The current state of bitcoin has become increasingly precarious, with online options platform Derive.xyz indicating that the probability of the cryptocurrency ending the year below $90,000 has risen to 50%. Market sentiment is shifting as traders engage in hedging strategies against further declines, a response to the currency’s significant drop in value.
Bitcoin recently fell 4.2% to $86,681.41, hitting a seven-month low, well below its all-time high of $126,223.18 reached in early October. Since the beginning of the year, it has experienced a decline of more than 7%, on track to face its first annual drop since 2022. Analysts warn that the cryptocurrency has slipped below both its 50-day and 200-day moving averages, leading to diminished interest among trend-following investors.
Sean Dawson, head of research at Derive.xyz, expressed concerns about the current market dynamics, emphasizing a lack of positive catalysts to drive prices up. He highlighted the diminishing impact of previously favorable conditions, such as low interest rates, which have failed to sustain upward momentum for bitcoin. Dawson also noted a staggering $8.25 billion in crypto-related liquidations in the past 30 days, affecting both long and short positions.
The reluctance of several Federal Reserve officials to suggest further interest rate cuts, amidst ongoing inflationary pressures, has contributed significantly to bitcoin’s downturn, creating a ripple effect on other risk assets, including stocks. Dawson cautioned that heightened volatility in technology valuations could result in bitcoin’s price dropping to $75,000 by year-end, although he anticipates a swift recovery from that level.
In the options market, there is notable activity surrounding “puts,” with about 13,800 contracts allowing the right to sell bitcoin at a strike price of $85,000 set to expire on December 26. This strategy reflects a strong demand for downside protection among traders anticipating a further drop below this level.

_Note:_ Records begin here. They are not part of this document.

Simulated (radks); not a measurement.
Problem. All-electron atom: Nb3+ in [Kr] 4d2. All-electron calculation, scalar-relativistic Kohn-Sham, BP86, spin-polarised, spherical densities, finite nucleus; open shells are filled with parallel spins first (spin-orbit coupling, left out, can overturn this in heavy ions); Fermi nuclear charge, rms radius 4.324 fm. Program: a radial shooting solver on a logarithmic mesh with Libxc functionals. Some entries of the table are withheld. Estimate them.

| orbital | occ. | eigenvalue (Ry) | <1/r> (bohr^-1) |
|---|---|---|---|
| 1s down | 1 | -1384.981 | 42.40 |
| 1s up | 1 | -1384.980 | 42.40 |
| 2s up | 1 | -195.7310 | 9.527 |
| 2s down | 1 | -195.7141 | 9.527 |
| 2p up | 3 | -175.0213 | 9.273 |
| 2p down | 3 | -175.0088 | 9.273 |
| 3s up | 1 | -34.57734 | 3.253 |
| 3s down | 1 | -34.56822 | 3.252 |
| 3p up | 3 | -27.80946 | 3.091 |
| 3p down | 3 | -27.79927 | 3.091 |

Conversely, some market analysts remain optimistic about a potential rebound for bitcoin. Sean Farrell, head of digital asset strategy at Fundstrat, pointed out that current market conditions may offer a more balanced risk-to-reward outlook. He identified bitcoin’s recent dip below $90,000 as a “potential value zone” that could entice buyers, especially as oversold signals begin to emerge. The sell-off has reportedly cleared the market of sellers who were motivated by urgency.
Despite this hope, other indicators in the options market signal bearish trends. The call-put skew, which illustrates market sentiment based on implied volatility between call and put options, has notably deteriorated. A shift from -2.9% to -5.3% in the 30-day put skew reveals an increasing tendency for traders to seek downside insurance as bitcoin prices weaken. Furthermore, options volatility has surged, with 30-day implied volatility rising from 41% to 49% in just two weeks.
Jack Janasiewicz, a portfolio manager at Natixis Investment Managers Solutions, has adopted a bearish stance based on bitcoin’s utility and ongoing mass adoption, despite acknowledging its growing acceptance among institutional investors. He questioned the practicality of using bitcoin for everyday transactions while suggesting that a small percentage allocation to the cryptocurrency could serve as a safeguard against potential gains.
In this uncertain environment, the future trajectory of bitcoin remains under scrutiny as traders and analysts navigate the complexities of market sentiment and external economic factors. With the cryptocurrency landscape in flux, many are left wondering how this will unfold in the coming months.